Today is 3 wks in quarantine w/o sugar. Walking 3 miles a day, no meat, dairy or flour! I feel great! No alcohol & vegan diet! A 2 hr home workout everyday. Lost 14 lbs & gained muscle mass! I have no idea whose tweet this is but I’m proud of them so I decided to copy & paste it!
I don’t got that dog in me. I got that cat in me. Bam knocked your water cup right off the counter. Now I’m gonna take a nap
This day in history. 1998. Sonny Bono was killed while skiing at Lake Tahoe nothing to do with him trying to leave Scientology nope nothing.
Arby’s is good, no bird problem, very few bird in restaurant, Arby’s, “where there are not very many birds” that’s our new slogan
Seriously, if I were a manager at Burger King, my answer to every complaint would be, “You’re at Burger King.”
Husband: Your too much of a perfectionist. I want a divorce.
Me: (through tears)”you’re”
dear parents,
just because your child is smiling at their phone doesn’t mean they have a boyfriend or girlfriend. maybe they’ve stolen the declaration of independence
Me: Can I leave early today?
Boss: No.
Me: Can you leave early then?
Boss: What?
Me: What?
Horror movies have given me an unrealistic expectation about finding an armoire with a false back where a ghost lives.
I avoid being photographed at events held at my apartment complex. I don’t need someone pointing to a picture and saying,”That’s him.”
saying “james?” to my mom when i open her car door so people think it’s an uber
My mother’s gravy is so lumpy it’s having a biopsy.

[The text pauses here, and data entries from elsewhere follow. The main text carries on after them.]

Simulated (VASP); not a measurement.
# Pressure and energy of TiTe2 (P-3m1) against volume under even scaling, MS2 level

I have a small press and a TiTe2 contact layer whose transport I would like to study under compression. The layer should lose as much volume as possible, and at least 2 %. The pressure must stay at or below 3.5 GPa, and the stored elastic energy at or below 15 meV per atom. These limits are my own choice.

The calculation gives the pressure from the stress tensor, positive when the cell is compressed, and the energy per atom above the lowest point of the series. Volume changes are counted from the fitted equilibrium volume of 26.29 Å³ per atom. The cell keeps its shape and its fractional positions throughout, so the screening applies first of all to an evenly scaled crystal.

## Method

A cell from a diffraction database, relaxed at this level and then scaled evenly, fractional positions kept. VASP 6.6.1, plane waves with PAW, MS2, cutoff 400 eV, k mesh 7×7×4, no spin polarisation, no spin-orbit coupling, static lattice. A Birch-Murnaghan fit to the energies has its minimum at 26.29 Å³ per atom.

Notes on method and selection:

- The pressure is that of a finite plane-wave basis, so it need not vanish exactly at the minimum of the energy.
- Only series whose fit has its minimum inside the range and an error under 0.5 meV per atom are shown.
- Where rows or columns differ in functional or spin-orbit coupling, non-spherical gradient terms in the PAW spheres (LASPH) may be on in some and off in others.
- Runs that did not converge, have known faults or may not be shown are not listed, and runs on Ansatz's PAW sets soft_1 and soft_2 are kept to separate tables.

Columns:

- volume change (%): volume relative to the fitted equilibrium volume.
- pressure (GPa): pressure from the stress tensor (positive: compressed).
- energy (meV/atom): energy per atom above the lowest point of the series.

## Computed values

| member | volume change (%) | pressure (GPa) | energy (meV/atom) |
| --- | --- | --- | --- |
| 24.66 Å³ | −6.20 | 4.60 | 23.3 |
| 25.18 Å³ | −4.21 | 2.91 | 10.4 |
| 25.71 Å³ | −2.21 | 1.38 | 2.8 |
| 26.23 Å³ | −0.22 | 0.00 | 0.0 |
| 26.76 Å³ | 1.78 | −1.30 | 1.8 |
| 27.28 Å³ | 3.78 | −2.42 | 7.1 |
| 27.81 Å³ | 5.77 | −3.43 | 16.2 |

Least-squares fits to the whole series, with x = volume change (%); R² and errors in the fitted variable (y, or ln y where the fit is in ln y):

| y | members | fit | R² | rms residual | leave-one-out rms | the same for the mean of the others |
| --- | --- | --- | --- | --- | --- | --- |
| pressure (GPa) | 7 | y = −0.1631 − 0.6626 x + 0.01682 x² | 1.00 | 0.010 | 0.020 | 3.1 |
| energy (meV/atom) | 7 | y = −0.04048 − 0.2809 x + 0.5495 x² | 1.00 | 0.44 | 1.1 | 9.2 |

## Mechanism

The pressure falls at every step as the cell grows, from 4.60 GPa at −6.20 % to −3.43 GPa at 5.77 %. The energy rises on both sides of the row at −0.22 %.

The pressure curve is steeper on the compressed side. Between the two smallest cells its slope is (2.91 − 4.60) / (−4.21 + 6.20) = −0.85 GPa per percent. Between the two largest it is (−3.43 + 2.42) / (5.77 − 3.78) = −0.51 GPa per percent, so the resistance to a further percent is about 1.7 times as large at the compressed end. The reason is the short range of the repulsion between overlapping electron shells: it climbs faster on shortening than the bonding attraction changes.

windmills are bad bc they blow god further away from the planet, making it harder for him to hear our prayers
Noah: An ark? Full of animals??
God: …
Noah: You even listening??
God: Sorry what? I was checking out the iPhone 6. This thing is garbage.
the crazy thing about being a woman is regardless of how much you grow and what you achieve, we will never be entirely safe from the sudden urge to get bangs
Why don’t we raise more chickens that lay Cadbury Creme Eggs so we can have them year-round?
You said I could have my way with you. If you didn’t want me to experiment with gas and fire, you should’ve been more specific.
That’s so nice of Activia to offer a money back guarantee. Am I supposed to send them pictures of myself not shitting?
them: what’d you do on your day off
me: wake up earlier than necessary
On second thought this “Thug’s Life” tattoo probably shouldn’t have been done in Comic Sans.
I let 8 stay up late last night which helped when i told him it was time for bed he just said ok and went right to sleep. haha i’m jk he still lost his shit.
I’ve been training my family to be future Survivor contestants. If you can find food in my house, you can make it anywhere.
Lake Superior was named the second most scenic lake in the world, beaten only by Lake Superiorer.
If a turkey got murdered, the chalk outline would look like a giant preschooler’s hand.
Before kids: My mind is a steel trap.
After kids: My mind is a steel colander.
my mom: fix this for me
also my mom: no, not like that
still my mom: it’s not working
mom: wait it is now
My little brother tried his first edible and is currently writing the worst statuses ever
I know it sounds mean but when I’m mad at my wife and want to lash out, I back into a parking spot at the grocery store when she’s in the passenger seat with cars waiting on her side.